The biggest technology firms have been hit hard by financial markets following the announcement made by the US Department of Justice and the Federal Trade Commission to split responsibility for antitrust matters concerning Facebook, Google, Amazon and Apple. This move marks the beginning of potential enquiries into such businesses about their size and market power that could potentially result in the conclusion that these companies are too big and too powerful. The severity of this action was made clear on the financial markets: Google’s parent company Alphabet saw its share price dropping by 7% and Facebook went down by as much as 7.5%.

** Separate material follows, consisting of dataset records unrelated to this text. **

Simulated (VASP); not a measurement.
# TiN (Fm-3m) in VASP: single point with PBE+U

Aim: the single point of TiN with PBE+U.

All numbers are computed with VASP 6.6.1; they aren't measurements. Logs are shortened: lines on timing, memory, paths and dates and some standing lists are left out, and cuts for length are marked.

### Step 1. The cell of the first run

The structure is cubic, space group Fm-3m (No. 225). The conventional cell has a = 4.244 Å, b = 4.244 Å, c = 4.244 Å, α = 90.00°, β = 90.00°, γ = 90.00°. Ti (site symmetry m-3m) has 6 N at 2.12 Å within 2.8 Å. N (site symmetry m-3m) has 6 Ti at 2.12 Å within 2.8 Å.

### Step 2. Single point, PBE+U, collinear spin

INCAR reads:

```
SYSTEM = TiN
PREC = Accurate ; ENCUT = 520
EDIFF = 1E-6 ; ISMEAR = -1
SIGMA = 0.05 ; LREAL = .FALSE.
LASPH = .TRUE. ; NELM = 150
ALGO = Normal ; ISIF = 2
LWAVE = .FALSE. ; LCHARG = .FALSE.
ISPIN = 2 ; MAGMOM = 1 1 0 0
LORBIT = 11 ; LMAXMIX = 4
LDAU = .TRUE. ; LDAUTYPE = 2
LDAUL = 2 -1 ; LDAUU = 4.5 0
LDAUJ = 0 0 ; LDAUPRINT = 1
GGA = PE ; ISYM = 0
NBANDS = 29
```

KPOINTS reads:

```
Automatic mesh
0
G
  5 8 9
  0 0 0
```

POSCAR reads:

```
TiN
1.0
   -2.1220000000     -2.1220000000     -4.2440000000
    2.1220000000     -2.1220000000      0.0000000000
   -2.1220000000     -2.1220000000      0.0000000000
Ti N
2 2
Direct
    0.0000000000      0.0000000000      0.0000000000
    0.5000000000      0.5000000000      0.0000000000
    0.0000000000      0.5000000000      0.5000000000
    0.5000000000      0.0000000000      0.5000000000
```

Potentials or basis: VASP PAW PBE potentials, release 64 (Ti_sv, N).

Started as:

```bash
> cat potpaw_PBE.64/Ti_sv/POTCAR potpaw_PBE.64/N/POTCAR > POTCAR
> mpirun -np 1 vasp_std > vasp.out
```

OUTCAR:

Investors do not favour the general shift in the political climate around Big Tech (loosely defined as Google, Facebook, Amazon and Apple). So far, the companies have had the most trouble with EU lawmakers concerning privacy and competition, where antitrust probes on this side of the Atlantic have inter alia led to three separate billion-dollar fines against Google. In the US they had been met with a more embracing and supportive stance by US politicians. Now however, both parties in Congress call for stricter regulation and an end to the era of too-powerful tech firms. US senator Elizabeth Warren, for instance, one of the Democratic candidates to represent the party in the 2020 US presidential election has vowed to break up big technology firms.
President Trump’s latest statements that the US “should be suing Google, Facebook and all that” have only intensified the political pressure on Big Tech.
On the one hand, regulators worry about privacy protection and the general political power that a network like Facebook has built over the years. The Cambridge Analytica scandal is the perfect example for how influential Facebook can be politically and Zuckerberg’s following Congress hearing has shown that politicians might not even know the full extent of Facebook’s power with regards to data collection (be reminded of a senator’s question how Facebook can make money if users don’t pay for the service).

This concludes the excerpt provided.